“Star Trek: Discovery” continues to show just how much it’s on the cutting edge of the culture. Not only do they have the most diverse crew of any sci-fi show ever, not only is the lead actor a Black woman, not only is one of the main female characters solidly built; they’ve now added a nonbinary and a trans actor to the regular cast.
But I was made happy by something that I haven’t seen made note of by any of the many articles I’ve read about the show. In Episode 4 of the new season, “Forget Me Not,” there is a long scene that consists entirely of a conversation between two people: Commander Burnham, the lead of the show, and Doctor Culber. Both are played by Black actors. Their color is irrelevant to the conversation; it is two officers discussing who should take responsibility for a mission.
It’s not that Star Trek hasn’t shown a conversation between, say, Worf and Geordi, or B’elanna and Tuvok, before. But the sheer amount of screen time given to the scene is revolutionary. This was a long scene, not a quick exchange. Apart from shows that feature primarily Black actors, this is not something we often get to see.
I was hugely disappointed when “Agents of S.H.I.E.L.D.” killed off the character of Trip. Before he was done away with, there was one scene where Trip and Mack, both played by Black actors, were alone and talked to each other. The quality of the conversation was subtly different, and it made me sit up and think “yes, this is how two Black men would probably talk to each other when no one else is around.” It enriched my sense of the different dynamics at work among the team and brought both characters to life in a new way. And I couldn’t help but think, “this must have been so rewarding for both the actors.”

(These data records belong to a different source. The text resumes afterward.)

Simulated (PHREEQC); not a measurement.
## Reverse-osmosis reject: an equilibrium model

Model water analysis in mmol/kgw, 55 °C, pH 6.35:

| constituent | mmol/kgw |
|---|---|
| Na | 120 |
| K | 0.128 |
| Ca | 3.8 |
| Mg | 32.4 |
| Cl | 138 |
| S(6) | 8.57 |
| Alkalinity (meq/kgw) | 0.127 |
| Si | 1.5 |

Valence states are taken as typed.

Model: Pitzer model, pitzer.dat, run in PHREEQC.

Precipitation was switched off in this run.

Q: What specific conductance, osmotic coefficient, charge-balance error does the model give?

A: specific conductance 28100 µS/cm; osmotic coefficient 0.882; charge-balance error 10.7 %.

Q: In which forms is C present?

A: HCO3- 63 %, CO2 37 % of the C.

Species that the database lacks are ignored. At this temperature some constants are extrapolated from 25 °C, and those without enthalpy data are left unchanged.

The Bechdel test measures whether or not two women in a show are allowed to have a real conversation with each other that doesn’t focus on any of the male characters. There should be an equivalent test for when a show allows two people of color to have an real conversation, a conversation that doesn’t involve other people. “Star Trek: Discovery” has already given us meaningful conversations between two women of color (Burnham and Georgiou), but I have to give the writers an A-plus for setting up this long and important conversation between Burnham and Doctor Culber.